Critical AI and artistic research

Speakers:

Dr. Eleni Ikoniadou, Aristotle University of Thessaloniki, Greece (moderator)

Prof. Artemi-Maria Gioti, Institute for Open Arts, Mozarteum University, Austria

Lee Gamble, Independent Artist / Composer / Producer, UK

Prof. Danae Stefanou, Aristotle University of Thessaloniki, Greece

Abstract:

AI tools have been used in music composition and cognition research since the 1950s—from early algorithmic experiments to today’s advanced deep learning systems capable of analyzing audio features and generating entire songs and new synthetic voices. Artistic research, particularly within experimental music and visual arts, has both benefited from and contributed to the development of critical AI; challenging further dominant narratives around human versus machine authorship, digital versus physical embodiment, and the boundaries between real versus fictional.
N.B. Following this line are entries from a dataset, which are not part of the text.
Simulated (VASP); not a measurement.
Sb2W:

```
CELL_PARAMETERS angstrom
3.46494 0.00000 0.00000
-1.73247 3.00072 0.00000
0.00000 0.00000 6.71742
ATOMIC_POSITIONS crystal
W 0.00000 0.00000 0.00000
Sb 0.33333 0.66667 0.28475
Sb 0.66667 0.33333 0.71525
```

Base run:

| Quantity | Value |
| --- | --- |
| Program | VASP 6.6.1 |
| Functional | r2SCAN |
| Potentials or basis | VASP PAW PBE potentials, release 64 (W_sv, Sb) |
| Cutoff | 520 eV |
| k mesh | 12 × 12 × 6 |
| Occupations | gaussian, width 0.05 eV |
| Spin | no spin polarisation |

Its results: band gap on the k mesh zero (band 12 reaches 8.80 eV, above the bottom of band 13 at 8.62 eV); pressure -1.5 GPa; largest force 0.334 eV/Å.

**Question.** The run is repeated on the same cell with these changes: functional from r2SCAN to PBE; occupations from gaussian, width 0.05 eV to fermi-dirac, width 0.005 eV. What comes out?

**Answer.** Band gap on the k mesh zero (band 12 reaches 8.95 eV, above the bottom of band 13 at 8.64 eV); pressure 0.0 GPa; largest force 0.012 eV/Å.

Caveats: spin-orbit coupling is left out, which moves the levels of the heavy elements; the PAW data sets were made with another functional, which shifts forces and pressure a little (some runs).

This panel will explore how such collaborations reshape artistic practice while also probing the ethical, social, and aesthetic dimensions of algorithmic systems. How can artistic research function as critical research on AI? What possibilities open up from the creative inquiry of technology in relation to identity, style, engagement, community? And how do artists and researchers reimagine AI as a site of critique and resistance, even as the same tools are increasingly used for surveillance, control, and warfare? In the space between creation and computation, the panel asks what futures can be sounded, and which voices, ideas and encounters will emerge.